Matthew was reportedly kicked out of class at University City High School two weeks before his suicide because he was caught eating sunflower seeds. The teacher didn’t tell him where to go, and he ended up in the bathroom.A classmate allegedly looked over the stall and filmed the teen touching himself, reports Daily Mail. His peer then reportedly uploaded the video to Snapchat, Vine and other sites, and students at his school – as well as at schools across California – viewed the footage.
For the next two weeks, Matthew’s life was “miserable,” according to his aunt, Laura Burdette Mechak, who spoke with News 10. He was bullied and ridiculed relentlessly, and his parents were never made aware of the existence of the video.
Matthew, who was a Boy Scout and was on the wrestling and water polo teams at his school, left a suicide note, in which he said he didn’t want to kill himself, but that he had “no friends,” Mechak said.
The boy’s family says they asked the school for answers, but administrators were not cooperative. They filed a $1 million claim against the district, arguing it didn’t protect their son under the California Student Safety and Violence Prevention Act of 2000 and the California Safe Place Act. They have six months to file a lawsuit.
Officials at the San Diego Police Department told the Burdettes the boy responsible for the video had confessed and was arrested, reports RTV6. A hearing will be held on July 23.

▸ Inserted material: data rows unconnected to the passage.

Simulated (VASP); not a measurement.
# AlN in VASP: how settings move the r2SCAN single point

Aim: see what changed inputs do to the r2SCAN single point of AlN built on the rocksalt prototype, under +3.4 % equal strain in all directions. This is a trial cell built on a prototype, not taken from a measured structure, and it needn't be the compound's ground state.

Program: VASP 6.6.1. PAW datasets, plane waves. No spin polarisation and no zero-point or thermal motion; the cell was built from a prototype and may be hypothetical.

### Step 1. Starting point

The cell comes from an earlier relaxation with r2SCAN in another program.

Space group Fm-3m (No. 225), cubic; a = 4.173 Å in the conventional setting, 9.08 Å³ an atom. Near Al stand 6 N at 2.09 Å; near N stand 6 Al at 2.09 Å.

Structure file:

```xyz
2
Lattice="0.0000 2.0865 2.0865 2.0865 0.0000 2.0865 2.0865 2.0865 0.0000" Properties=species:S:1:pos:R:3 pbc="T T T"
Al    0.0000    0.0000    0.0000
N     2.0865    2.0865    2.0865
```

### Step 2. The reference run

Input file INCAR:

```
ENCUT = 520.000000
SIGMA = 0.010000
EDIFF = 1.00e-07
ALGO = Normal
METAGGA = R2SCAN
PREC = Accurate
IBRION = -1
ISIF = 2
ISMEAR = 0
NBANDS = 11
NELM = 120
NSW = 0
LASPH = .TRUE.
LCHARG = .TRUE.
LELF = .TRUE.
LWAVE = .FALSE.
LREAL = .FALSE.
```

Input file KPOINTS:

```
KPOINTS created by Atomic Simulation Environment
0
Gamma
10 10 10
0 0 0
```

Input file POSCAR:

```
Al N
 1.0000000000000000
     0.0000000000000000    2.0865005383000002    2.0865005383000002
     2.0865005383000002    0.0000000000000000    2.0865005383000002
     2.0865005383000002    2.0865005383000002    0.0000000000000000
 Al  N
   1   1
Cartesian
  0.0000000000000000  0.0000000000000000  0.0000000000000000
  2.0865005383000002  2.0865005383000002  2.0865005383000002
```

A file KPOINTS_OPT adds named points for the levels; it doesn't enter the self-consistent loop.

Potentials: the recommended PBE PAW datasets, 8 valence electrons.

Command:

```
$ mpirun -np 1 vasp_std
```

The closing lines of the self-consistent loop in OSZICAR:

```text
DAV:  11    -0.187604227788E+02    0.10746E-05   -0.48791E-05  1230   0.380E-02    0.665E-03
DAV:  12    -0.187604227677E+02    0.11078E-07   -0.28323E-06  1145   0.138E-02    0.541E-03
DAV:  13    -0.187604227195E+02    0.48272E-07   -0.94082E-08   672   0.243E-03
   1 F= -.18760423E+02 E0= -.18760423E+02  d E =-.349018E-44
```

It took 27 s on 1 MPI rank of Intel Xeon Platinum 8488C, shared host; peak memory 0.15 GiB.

Representatives from the District claim members did not know about the video circulating on social media sites. They failed to provide details about whether the student responsible was being disciplined for the matter. The also released the following statement on Monday:
At San Diego Unified, the safety and well-being of our students is a top priority. The district also adheres to the privacy and confidentiality laws and regulations related to students, families and ongoing investigations. For this reason, the district cannot provide details about Matthew Burdette’s death. Our hearts and thoughts continue to be with his family and loved ones.